However, it may still occur that this choice is not conservative enough. This lack of conservatism may be proven if a given constraint,

g_{p} (v) \leq 0

, is violated for one of the runs, since sufficiently conservative Lipschitz estimates will usually guarantee that this is not the case (provided that the noise statistics are sufficiently accurate). As such, the following adaptive refinement of the Lipschitz constants is proposed to be done online when/if the constraint is violated with sufficient confidence:

g_{p} (v_{k}) \geq 3 σ_{g} \to {\bar{κ}}_{p, i} : = 2 {\bar{κ}}_{p, i}, {\underset{̲}{κ}}_{p, i} : = 2 {\underset{̲}{κ}}_{p, i}

where

σ_{g}

represents the estimated standard deviation of the non-repeatability noise term, δ, for

g_{p}

.

For the quadratic bound constants M, which represent lower and upper bounds on the second derivatives of

ϕ_{p}

, we propose to use the estimate of the Hessian,

H_{k}

, as obtained in Section 3.2 (see Appendix), together with a safety factor, η, to define the bounds at each iteration k as:

{\bar{M}}_{i j}, {\underset{̲}{M}}_{i j} : = H_{k, i j} \pm η | H_{k, i j} |

(16)

with η initialized as 1. Since such a choice may also suffer from a lack of conservatism, an adaptive algorithm for η is put into place. Since a common indicator of choosing M values that are not conservative enough is the failure to decrease the cost between consecutive iterations, the following law is proposed for any iterations where the solver applied the SCFO conditions but increased (with sufficient confidence) the value of the cost [17]:

If ${\hat{ϕ}}_{p} (v_{k}) - 4 σ_{ϕ} \geq min_{i = 0, . . ., k - 1} {\hat{ϕ}}_{p} (v_{i})$ , then set $η : = η + 1$ ;
otherwise, set $η : = η - 0.5$ , with $η < 0 \to η : = 0$ ,

where

σ_{ϕ}

is the estimated standard deviation for the non-repeatability noise term in the measurement of

J_{k}

. The essence of this update law is to make M more conservative (by increasing η) whenever the performance is statistically likely to have increased in the recent adaptation and to relax the conservatism otherwise, though at only twice the rate that it would be increased. Such a scheme essentially ensures that the M constants become conservative enough to continually guarantee improved performance with an increasing number of iterations.

4. Case Studies

The proposed method was applied to four different problems, of which the first two are of particular interest, as they were carried out on experimental systems and demonstrate the reliability and effectiveness of the proposed approach when applied in settings where neither the plant nor the non-repeatability noise terms are known. Of these two, the first represents a typical batch scenario with fairly slow dynamics and time-consuming, expensive experiments for which an MPC controller is employed (Section 4.1), while the latter represents a much faster mechanical system, where the optimization of the controller parameters for a general fixed-order controller must be carried out quickly due to real-time constraints, but where a single run is inexpensive (Section 4.2).
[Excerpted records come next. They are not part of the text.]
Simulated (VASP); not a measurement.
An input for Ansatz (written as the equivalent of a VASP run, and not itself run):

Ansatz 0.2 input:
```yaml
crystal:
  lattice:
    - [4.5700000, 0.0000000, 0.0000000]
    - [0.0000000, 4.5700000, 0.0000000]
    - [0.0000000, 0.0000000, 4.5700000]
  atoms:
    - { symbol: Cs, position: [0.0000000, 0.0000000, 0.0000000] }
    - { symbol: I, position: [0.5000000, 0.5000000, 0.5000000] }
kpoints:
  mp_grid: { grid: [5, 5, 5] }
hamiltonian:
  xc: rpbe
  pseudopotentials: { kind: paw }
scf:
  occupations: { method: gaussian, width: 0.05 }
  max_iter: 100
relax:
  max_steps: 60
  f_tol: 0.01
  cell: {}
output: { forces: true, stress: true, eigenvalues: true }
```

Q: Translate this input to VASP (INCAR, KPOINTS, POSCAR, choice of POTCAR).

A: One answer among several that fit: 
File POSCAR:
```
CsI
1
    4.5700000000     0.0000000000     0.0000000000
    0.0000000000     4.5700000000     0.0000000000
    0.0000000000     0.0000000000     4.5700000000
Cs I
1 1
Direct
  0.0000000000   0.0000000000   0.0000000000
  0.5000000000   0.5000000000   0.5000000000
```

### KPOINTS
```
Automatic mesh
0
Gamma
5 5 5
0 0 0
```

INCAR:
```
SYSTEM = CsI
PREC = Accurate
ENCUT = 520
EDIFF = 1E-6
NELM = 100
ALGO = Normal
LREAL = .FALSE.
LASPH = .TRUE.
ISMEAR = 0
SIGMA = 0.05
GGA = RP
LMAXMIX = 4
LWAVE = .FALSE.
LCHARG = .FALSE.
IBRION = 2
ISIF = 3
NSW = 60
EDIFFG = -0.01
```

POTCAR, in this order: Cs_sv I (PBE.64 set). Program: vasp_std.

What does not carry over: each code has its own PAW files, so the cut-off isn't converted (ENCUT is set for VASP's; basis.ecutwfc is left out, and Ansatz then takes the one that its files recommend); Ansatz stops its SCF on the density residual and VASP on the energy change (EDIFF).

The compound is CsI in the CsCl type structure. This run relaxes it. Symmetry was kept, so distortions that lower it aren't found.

The last two studies, though lacking the experimental element, are nevertheless of interest as they make a link with similar work carried out by other researchers (Section 4.3) and generalize the method to systems of controllers with an additional challenge in the form of an output constraint (Section 4.4). In both of these cases, we have chosen to simplify things by assuming to know the noise statistics of the relevant δ terms and to let the repeatability assumption hold exactly.

In each of the four studies, we have used the configuration proposed in Section 3 and so will not repeat these details here. However, we will highlight those components of the configuration that are problem-dependent and will explain how we obtained them for each case.

4.1. Batch-to-Batch Temperature Tracking in a Stirred Tank

The plant in question is a jacketed stirred water tank, where a cascade system is used to control the temperature inside the tank by having an MPC controller manipulate the setpoint temperature of the jacket inlet, which is, in turn, tracked by a decoupled system of two PI controllers that manipulate the flow rates of the hot and cold water streams that mix to form the jacket inlet (Figure 4). As this system is essentially identical to what has been previously reported [33], we refer the reader to the previous work for all of the implementation details.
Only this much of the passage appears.